It is with absolutely no shame that I humbly recant my initial reservations about Challengers, which has left me unfathomably and irreparably horny. The superior talents of cinematographer Sayombhu Mukdeeprom—responsible for a bevy of Apichatpong films—charges images with resplendent eroticism and transforms rodent men into sex gods, recasting their industrious athleticism and awe-inspiring musculature as lissome, seductive brawn. Never have I pined so hard for svelte, stubbly thighs.
If you know me, you know I’m not a fan of Luca Guadagnino. His films, steeped in excess, do possess visual appeal and an exquisite covetability, but they run high on emotions that feel equally maximalist and hollow to me. Here his creative latitude is somewhat constrained by the setting on the athletic circuit, relegating him to hotel suites that are expensive but devoid of identity. To compensate, he lavishes style through other elements, like Marco Costa’s quicksilver editing and Trent Reznor and Atticus Ross’ bouncy, scintillating score, already in the rotation at spin classes. The result is a propulsively poppy movie with emotional mayhem mapped onto a sports metaphor.
It is nearly enough for me to overlook the imprecisions of Justin Kuritzkes’ script, which is preoccupied with plot and hurdles the finer details (over the course of an unnecessary two and a half hours) to reach its climactic shot, an expected but exhilarating narrative smash. The worst offense is the excessive temporal rally (two years later, ten years before that, etc.), which I concluded was not worth trying to keep track of the second the bass dropped on soundtrack in scene one, announcing the movie’s refusal to take itself seriously.
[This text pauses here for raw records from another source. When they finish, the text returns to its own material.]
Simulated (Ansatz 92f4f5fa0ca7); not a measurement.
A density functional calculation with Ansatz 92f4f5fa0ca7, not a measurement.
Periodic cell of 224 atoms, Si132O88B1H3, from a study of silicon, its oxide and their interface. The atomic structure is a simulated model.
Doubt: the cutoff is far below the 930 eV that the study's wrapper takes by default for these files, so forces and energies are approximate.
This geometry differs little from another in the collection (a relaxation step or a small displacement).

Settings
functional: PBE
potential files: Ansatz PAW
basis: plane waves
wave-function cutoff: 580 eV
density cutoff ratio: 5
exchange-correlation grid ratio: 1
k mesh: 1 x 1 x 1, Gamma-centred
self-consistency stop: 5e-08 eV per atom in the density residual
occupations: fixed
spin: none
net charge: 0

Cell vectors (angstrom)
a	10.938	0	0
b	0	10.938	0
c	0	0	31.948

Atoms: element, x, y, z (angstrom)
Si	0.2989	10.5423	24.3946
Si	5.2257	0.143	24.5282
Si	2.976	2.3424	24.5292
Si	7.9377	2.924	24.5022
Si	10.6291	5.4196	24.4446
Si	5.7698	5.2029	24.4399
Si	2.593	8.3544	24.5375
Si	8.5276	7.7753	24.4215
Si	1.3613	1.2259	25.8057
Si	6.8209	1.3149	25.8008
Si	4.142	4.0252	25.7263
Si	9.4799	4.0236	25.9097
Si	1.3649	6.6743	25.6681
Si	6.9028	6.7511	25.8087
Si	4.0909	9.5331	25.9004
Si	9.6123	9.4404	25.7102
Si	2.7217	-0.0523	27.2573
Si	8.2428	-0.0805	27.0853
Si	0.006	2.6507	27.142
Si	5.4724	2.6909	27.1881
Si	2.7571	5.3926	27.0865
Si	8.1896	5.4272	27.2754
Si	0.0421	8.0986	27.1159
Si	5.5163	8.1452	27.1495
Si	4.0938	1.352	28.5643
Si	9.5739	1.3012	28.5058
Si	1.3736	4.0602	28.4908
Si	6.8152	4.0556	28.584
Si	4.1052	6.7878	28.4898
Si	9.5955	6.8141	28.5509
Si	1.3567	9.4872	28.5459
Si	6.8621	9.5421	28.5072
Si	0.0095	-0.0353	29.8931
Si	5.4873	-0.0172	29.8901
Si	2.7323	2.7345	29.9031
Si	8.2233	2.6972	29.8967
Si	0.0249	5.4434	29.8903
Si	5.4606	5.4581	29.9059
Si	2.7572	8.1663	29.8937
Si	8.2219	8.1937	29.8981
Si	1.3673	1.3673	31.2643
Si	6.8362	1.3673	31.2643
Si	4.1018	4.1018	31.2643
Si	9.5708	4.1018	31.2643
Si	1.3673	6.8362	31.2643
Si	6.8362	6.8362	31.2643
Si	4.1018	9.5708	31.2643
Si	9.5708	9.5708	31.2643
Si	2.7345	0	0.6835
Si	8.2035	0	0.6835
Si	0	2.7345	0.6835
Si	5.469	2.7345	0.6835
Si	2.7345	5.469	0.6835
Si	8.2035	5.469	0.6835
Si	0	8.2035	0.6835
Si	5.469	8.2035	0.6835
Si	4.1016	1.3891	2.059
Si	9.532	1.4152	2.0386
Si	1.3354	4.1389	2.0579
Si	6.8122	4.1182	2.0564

Kuritzkes is married to Celine Song, and between this and Past Lives, I wonder what theater people think of character development as it happens in movies. Both of their cinematic creations feature ciphers characterized by conveniently doled-out details. Past Live’s Arthur is scruffy, Jewish, safe; Challenger’s Art (Mike Faist) is cleancut, nice, and safe. And what do we think either bard-spouse thinks of romantic triangles? I’ve already voiced my temptation to see Past Lives an Asian woman’s fantasy apologia for marrying a white man, and Challengers is also it's own fantasy: a cishet male’s delusions about what women want.
The film seems obviously stacked in favor of Patrick (Josh O’Connor), gifted with rascally charm and wit, and the more talented athlete. But anyone who's encountered the type knows to stay judiciously clear, regardless of how great the sex is. (Not unsurprisingly, the wind-blown metaphor-heavy sex scene is the film’s least sizzling.) The heft of your attraction to either Patrick and/or Art is perhaps telling of your romantic proclivities and experiences, a dead giveaway as it were, about how much of a romantic masochist you might be. (No judgment.)
I'm not entirely sold on Zendaya's acting, but she didn't significantly diminish my enjoyment the way she did in the Dune films. She seemingly has two main modes: scowling and flirting. She does the former so much that you almost expect the crows feet and 11s to set in. (She was Paul Schrader’s first choice for Master Gardener. I shudder trying to hypothesize what that might have looked like.) She’s not helped by the script, but to say her one-note acting simply parallels her one-dimensional character’s tunnel vision (“Tashi <3 tennis” is not a personality, or shouldn’t be) is a paltry excuse. In Past Lives, Greta Lee added nuance to a similarly bland character, even while she was upstaged by her onscreen suitors. I'm also less concerned with whether Zendaya is plausible as a mother, and more intrigued by why her child doesn't flee when Art, their "father," doesn’t speak a single word to them, then suddenly appears in their bed. And then there's the ginormous Flamenco tote flanking Zendaya's tiny frame.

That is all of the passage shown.